Indeed, the Hassidic movement arose in the middle of the 18th century as a healing balm for the nation that was broken and desperate from the burden of its tribulations. It was founded and established by Rabbi Yisrael Baal Shem Tov (the Besht), a native of the Podolian town of Okop. This Torah, which was reared and nurtured on the soil of Podolia, especially by the simple folk, broadened and deepened within a short period of time until it became a complete philosophy of life that enveloped all strata of the Jewish nation, despite the chasms between the various Hassidic groups. In spite of the opposition of rabbis and Torah scholars, it paved a path to the scattered Jewish people as a national movement full of content and meaning, and with a wide branched literature.

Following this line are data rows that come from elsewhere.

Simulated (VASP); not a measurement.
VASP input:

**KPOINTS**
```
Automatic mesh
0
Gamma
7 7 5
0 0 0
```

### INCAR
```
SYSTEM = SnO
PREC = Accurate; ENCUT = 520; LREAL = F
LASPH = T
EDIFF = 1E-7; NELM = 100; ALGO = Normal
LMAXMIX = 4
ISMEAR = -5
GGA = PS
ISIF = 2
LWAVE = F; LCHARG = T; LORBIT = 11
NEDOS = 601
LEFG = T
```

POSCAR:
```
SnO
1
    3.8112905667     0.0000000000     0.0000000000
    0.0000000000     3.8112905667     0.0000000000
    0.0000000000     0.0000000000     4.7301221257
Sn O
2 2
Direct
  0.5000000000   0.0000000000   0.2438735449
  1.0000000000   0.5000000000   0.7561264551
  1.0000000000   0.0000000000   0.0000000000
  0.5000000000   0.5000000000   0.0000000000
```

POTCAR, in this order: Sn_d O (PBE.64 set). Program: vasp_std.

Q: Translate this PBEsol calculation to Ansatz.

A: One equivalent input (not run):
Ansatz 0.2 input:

On the other hand, the Haskala movement also struck roots in Podolia. It was founded by the Jews of Western Europe (“The Berlin Haskalah”), and spread during the 18th century. It destroyed the “Wall of China” that surrounded the Jewish street, which was closed and sealed off from outside influences, and brought the spirit of the new times into it. Near Podhajce, Yosef Perel and Reb Nachman Kruchmal were active along with all of the renowned Haskala scholars who conducted a strong struggle to instill the light of the Haskalah into the dwelling places of Israel.

Podolia Jewry was then as always a living and vibrant part of Polish and Russian Jewry, and often gave of its liveliness to the soul of the entire nation. This situation did not change after the partition of Poland to two parts, with the larger part going to Russia and the smaller part included in Austrian Galicia. Galician Podolia encompassed the entire area from the left bank of the Dneister River until the border of Russia, and included the regions of Brody, Buczacz, Borsczow, Berezhany, Husiatyn, Zaleszczyki, Zvaraz, Tarnopol, Trembowla, Czortkow, Skala and Podhajce – all of them regions that were settled by small and large Jewish communities, that played an important part in all realms of life of this area of land. When destruction came upon our people in the Diaspora, they were also destroyed, and completely wiped out from the earth.

B. The Beginning of the Foundation of Podhajce

Legends and theories about Jewish settlement. – Podhajce as a small scale ingathering of exiles of Jews from various lands. – Podhajce as a border town. – The Tatar invasion of the city and its area. – The first Praboslavic population of Podhajce.

When was the city called “Podhajce” founded? Who were its builders? How did it develop and establish roots in the ancient and recent recesses of the past? How and when did Jews take hold of it, and who were their first neighbors in the city and region?

These questions and many questions remain without an answer and explanation. This is due to a simple reason: only few of the natives of the city known anything about the distant past of the city in which they were born and raised, or about the history of its Jewish population. Under these conditions, the only thing we can do is to gather the few pieces of information that can be gathered from various sources and join them together into as complete a description as possible of life in the city during the various areas.

“Red Russia”, later to become Eastern Galicia, passed to the Poles in the year 1387, after it had been a source of contention for 200 years between local princes, and between Poland and Hungary. The Poles found a very sparse settlement there. In the east there were villages and towns that had been destroyed several times during the century, their residents having been killed by the Tatars and the Turks. For hundreds of years, a diversified population settled in this land, consisting of Poles who belong to the Roman Catholic church, Ukrainians who belonged to the Greek Catholic church, and Jews who established the civic foundation in all settlements of the region. Throughout all cities of the region, there was also a small Armenian minority who conducted business with the Armenians in Turkey, Kovkoz and Persia, as far as the large Armenian center in Isfahan. Biblical names were widespread among the Armenians of Galicia.